Scenarios are designed and edited in the Scenario Builder application. This application is launched from the Contact Center Administrator application when you add a new scenario or select an existing one for editing. For more information, see section Scenarios Overview of the Bright Pattern Contact Center Administrator Guide.


Scenario Builder


Scenario Engine

The Scenario Engine is the component of Bright Pattern Contact Center software that executes your scenarios. Starting from version 5.0, should scenario failover occur (i.e., the Scenario Engine fails while processing a Voice scenario), the scenario will be transferred to a backup Scenario Engine; this will restart the scenario from the last executed block and prevent active, connected calls from being disconnected.


Info.40x40.png The Scenario Engine has the option to record the setup phase of an outbound call. If enabled, recording starts once the call is initiated, rather than when it connects. Administrators can enable this feature with Record call setup phase in the system's call recording configuration.


The following are some examples of what can occur at various stages of scenario failover:

  • If scenario was on Interactive Voice Response (IVR) stage, the current IVR block will run again. For example, if a scenario is on the Collect Digits block, all entered digits will be lost and the greeting prompt will be played again. If the same scenario has a second call leg (is on the Connect Call block), the second leg is immediately disconnected and the Connect Call block again starts to dial to the destination.
  • If a scenario failover occurs, calls waiting in the queue (i.e., the Find Agent block) will be immediately queued again by new Scenario Engine using the skill requirements collected by original scenario.
  • Pending scenario blocks (i.e., ringing, dialing, transfers in progress) may be lost.


Info.40x40.png Real-time statistics are incrementally affected by scenario failovers in some instances. For example, for queued calls, one inbound call will increase statistic value by two (e.g., the first time when it was queued by original Scenario Engine, the second time when it was switched over to new Scenario Engine).



Graphical User Interface

Scenario Builder incorporates a graphical user interface (GUI) with which you can visually connect a sequence of functional blocks, thus building your scenario. These blocks are known as scenario blocks. Scenarios are created using a flowchart format that represents the sequence of interaction processing steps in the scenario. Different scenario blocks perform different functions, such as playing prompts, collecting digits, or looking for available agents.

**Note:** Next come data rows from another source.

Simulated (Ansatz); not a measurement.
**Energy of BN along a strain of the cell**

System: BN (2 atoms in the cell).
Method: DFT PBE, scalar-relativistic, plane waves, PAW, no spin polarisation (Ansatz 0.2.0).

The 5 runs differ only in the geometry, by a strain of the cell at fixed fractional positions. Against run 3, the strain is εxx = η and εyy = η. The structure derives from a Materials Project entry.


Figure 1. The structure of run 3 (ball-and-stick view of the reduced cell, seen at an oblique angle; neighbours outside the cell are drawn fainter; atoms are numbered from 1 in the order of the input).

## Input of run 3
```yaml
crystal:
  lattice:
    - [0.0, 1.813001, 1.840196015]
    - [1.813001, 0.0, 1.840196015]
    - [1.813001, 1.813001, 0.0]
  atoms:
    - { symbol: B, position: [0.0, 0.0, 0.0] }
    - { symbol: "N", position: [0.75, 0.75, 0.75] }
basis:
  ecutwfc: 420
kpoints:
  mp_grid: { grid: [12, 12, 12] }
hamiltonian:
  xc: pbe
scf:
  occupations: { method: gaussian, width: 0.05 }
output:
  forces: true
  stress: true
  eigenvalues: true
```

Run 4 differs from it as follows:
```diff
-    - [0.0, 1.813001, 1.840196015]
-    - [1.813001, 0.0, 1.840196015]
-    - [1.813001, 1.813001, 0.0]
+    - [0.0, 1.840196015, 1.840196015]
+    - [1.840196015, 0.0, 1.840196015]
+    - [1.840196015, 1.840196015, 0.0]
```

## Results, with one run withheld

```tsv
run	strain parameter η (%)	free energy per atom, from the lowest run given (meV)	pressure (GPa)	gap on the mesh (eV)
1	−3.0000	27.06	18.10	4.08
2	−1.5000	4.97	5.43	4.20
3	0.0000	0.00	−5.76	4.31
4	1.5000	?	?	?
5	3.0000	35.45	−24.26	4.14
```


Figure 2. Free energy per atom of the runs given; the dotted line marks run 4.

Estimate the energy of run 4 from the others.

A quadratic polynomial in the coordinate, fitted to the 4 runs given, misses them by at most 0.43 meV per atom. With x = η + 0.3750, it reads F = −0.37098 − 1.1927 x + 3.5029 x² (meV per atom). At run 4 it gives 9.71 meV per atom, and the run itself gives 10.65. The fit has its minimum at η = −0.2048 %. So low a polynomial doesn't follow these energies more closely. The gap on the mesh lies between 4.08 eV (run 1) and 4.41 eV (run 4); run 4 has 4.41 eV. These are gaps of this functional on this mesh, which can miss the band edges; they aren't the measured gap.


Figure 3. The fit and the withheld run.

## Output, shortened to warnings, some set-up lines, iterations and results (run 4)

During an active session, the system supports unlimited undo and redo actions for basic tasks (such as adding/removing a scenario block, and moving a block from one location to another).

To add a block to the scenario, select it from the list on the left and drag it to the desired location within the scenario. To remove a block from a scenario, select the block within the scenario and drag it back to the list of blocks on the left.

To rename a scenario, click on the title within the Scenario Builder and enter a new name.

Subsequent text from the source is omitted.